The primary functions of anger management are to help class participants recognize whether they are more likely to experience aggressive anger outbursts or passive anger, how to notice that an anger episode is coming on and how to appropriately express anger to family members and others. Anger management does not seek to help those in need of counseling find ways of avoiding their anger altogether, since this branches off into psychotherapy and therefore goes beyond the scope of anger management classes.
Anger management treatment identifies passive anger as the kind of emotion that does not result in an overt lashing out at another person, but instead manifests itself by giving someone the silent treatment, manipulating the emotions of others, evidencing emotional distance from the object of the anger, engaging in obsessive compulsive behavior traits or avoiding conflicts at all costs. On the flip side, those engaged in anger management counseling also work hard to help participants in the various programs recognize the diverse facets of aggressive anger. Some of these are intentionally threatening behavior, the use of foul language, the deliberate injuring of animals or people and also drug use.
The effects of anger management are far reaching. The techniques allow the individual to learn how to recognize the onset of anger, and seek to diffuse the emotion before it takes over the thought processes. Moreover, he learns how to focus the anger on the issue at hand, rather than transferring it onto another person or on situations that have been resolved in the past. By far the most important effects are the changes that take place in family dynamics, fighting within a family unit and also how those in the anger management program---and their loved ones---interact with one another in the long term. By working together and judiciously applying anger management techniques, a permanent change in anger expression may be affected.

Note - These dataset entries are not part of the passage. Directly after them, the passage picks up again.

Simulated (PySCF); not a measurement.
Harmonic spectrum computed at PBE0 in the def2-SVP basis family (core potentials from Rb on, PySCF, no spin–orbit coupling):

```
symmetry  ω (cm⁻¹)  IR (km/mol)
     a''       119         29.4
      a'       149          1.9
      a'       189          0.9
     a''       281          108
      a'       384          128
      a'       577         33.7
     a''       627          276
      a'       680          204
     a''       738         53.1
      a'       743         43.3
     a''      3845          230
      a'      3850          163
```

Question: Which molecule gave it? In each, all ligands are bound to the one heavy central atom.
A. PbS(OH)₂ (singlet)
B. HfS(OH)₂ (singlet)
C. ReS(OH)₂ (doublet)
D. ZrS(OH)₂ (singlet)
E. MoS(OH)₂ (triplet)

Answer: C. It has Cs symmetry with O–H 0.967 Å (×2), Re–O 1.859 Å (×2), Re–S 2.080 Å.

It is tempting---as a family member of someone undergoing anger management---to expect the person with the anger problem to do all the changing and growing. Granted, if the individual employs aggressive anger, he should be expected to stop the destructive patterns that have harmed family relationships thus far; however, those around him are also required to change the ways they interact with him. This may involve the avoidance of certain trigger words or gestures, cooperation when the anger management graduate works on employing various techniques learned to control the bodily manifestations of anger and also a willingness to control their own anger and its expression.